A typical water mist nozzle includes a base connected to the conduit and a nozzle head which is configured for dispensing the fluid to provide fire control and/or suppression.

It would be beneficial to provide an improved water mist nozzle for a fire suppression system, in particular a water mist nozzle dispensing the fluid more efficiently.

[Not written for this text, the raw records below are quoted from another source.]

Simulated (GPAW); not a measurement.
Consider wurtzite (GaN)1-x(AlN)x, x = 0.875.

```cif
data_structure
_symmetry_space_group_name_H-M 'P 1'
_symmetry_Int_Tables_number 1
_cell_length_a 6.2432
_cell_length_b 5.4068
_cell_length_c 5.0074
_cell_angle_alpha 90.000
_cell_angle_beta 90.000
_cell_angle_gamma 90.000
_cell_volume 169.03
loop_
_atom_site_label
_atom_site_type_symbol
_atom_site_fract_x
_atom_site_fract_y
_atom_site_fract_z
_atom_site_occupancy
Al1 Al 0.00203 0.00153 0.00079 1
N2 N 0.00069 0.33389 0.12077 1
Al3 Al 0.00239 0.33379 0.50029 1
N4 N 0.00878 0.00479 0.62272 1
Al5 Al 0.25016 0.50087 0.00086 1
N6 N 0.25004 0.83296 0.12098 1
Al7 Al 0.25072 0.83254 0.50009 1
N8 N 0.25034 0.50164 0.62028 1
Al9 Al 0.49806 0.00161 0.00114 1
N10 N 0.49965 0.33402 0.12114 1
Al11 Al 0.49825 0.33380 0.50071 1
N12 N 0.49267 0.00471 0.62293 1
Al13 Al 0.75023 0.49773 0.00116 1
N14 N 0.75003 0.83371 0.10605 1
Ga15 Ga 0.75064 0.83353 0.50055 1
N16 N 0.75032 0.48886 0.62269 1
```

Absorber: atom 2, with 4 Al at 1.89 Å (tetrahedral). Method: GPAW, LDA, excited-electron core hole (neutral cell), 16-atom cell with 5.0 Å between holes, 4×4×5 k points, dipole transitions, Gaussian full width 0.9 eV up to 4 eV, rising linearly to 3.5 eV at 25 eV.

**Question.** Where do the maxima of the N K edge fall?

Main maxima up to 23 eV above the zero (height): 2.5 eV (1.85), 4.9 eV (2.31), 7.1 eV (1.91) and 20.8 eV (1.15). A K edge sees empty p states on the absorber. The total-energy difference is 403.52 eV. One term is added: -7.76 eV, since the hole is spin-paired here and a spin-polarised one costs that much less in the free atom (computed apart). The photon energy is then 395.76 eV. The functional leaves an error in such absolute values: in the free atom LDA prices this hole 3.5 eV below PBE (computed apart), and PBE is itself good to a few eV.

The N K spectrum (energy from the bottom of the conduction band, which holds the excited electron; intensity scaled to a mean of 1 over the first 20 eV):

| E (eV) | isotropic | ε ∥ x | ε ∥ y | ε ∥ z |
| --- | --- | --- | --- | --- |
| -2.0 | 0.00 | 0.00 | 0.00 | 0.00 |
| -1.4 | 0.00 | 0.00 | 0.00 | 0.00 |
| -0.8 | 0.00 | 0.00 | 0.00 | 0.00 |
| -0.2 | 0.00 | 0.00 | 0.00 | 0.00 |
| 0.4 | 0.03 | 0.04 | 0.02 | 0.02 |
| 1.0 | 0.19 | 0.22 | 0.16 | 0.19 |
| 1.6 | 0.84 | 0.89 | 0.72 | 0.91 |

According to an exemplary embodiment of the invention, a water mist nozzle, which may be a spray head or a sprinkler and which is configured to be employed in a fire suppression system, comprises a nozzle head including a discharge nozzle for supplying a fluid jet, spray or water mist; a support structure; and a stationary deflector element which is fastened to the support structure. The stationary deflector element comprises a body having a base portion with a substantially round, in particular circular, outer periphery and a substantially conical upper portion which ends in a central peak. The substantially conical upper portion provides a plurality of flowpaths. The flowpaths extend substantially radially from a radial position close to the central peak towards the outer periphery. The flowpaths respectively include at least a portion of decreasing slope, in which the slope of the bottom of the flowpaths, when seen in the flow direction of the fluid, decreases towards the outer periphery, with the slope being measured with respect to a plane which is perpendicular to an axis extending between the discharge nozzle and the central peak. The stationary deflector element is fastened to the support structure such that the central peak of the substantially conical upper portion of the stationary deflector element faces the discharge nozzle and that the fluid jet exiting the discharge nozzle impinges onto the central peak and is distributed to the environment, substantially in a lateral direction, by the plurality of flowpaths.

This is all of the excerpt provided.